# are whites tree frogs quite intelligent?



## twydell (Jul 29, 2008)

i always thought they where very dumb.
i noticed yesterday when i fed my pair, 1 of them kept like hearding 2 crickets in the corner, and as soon as they where close enough he leaped and caught both of them at the same time!!! i was like wtf!!!!!!!


----------



## jennlovesfrogs (Jan 22, 2009)

I think they do have intelligence! mine know that come evening, sit at the bottom, stare at me for long enough and you get food! LOL


----------



## andaroo (Nov 14, 2008)

While they have a some what dopey expression I think they are quite intelligent. I got one of my little ones out the other day and put it on a paper towel on my bed and put my hand out like a high 5 about 1ft away and a few seconds later it looked up and jumped to my hand, I put it back on the bed and it kept doing it about 5 times in a row :lol2:


----------



## TheToad888 (Dec 18, 2008)

Yeah whites are quite intelligent! Not dumb at all.


----------



## Darbz (Mar 22, 2009)

I wound't say that any amphibians are 'intelligent' in the same way as humans (supposedly) are

But they certainly have learned behaviours and can be conditioned to perform certain actions. They have a different brain to us so whilst they don't have our higer brain functions they still learn and adapt to changing environments..

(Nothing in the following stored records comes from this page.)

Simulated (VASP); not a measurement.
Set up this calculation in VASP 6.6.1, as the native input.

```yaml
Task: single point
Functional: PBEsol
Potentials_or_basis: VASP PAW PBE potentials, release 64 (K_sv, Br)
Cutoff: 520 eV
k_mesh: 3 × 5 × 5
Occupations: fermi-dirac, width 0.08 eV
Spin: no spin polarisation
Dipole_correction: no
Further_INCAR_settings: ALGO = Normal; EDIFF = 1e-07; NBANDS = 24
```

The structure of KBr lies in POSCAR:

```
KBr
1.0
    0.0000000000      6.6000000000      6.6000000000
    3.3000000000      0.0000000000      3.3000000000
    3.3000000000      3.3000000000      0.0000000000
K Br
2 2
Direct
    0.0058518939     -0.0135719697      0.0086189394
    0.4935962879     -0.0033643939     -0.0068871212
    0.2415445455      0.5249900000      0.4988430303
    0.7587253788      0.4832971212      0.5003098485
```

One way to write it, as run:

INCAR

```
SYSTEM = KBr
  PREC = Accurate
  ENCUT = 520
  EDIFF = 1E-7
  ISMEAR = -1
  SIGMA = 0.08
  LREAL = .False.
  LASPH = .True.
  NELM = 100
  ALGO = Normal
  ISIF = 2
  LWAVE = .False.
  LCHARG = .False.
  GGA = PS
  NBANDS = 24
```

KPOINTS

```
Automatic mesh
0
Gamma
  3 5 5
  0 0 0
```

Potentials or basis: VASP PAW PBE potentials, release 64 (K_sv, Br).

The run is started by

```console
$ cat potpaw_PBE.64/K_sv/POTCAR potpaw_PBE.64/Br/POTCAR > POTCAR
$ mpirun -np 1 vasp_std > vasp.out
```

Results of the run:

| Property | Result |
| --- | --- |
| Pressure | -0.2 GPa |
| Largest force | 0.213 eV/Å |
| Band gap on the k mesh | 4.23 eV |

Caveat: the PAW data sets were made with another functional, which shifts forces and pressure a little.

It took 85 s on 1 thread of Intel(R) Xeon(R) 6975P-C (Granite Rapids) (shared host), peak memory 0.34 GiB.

But..yes. They are more intelligent than some people I deal with..:lol2:


----------



## RepBex (Jan 17, 2008)

i think they have some brains behind them 

we have a few at my college that know if they sit on one plant they can jump clear out the viv when u change the water lol so funny when someone is in the way lol


----------



## jennlovesfrogs (Jan 22, 2009)

I take it all back! one of mine is plain thick! he 'forgot' that he was in a glass tank and tried to jump out, only to hit the glass and fall to the bottom, I checked him over and he's fine, more bruied ego than anything else, bless him. LOL


----------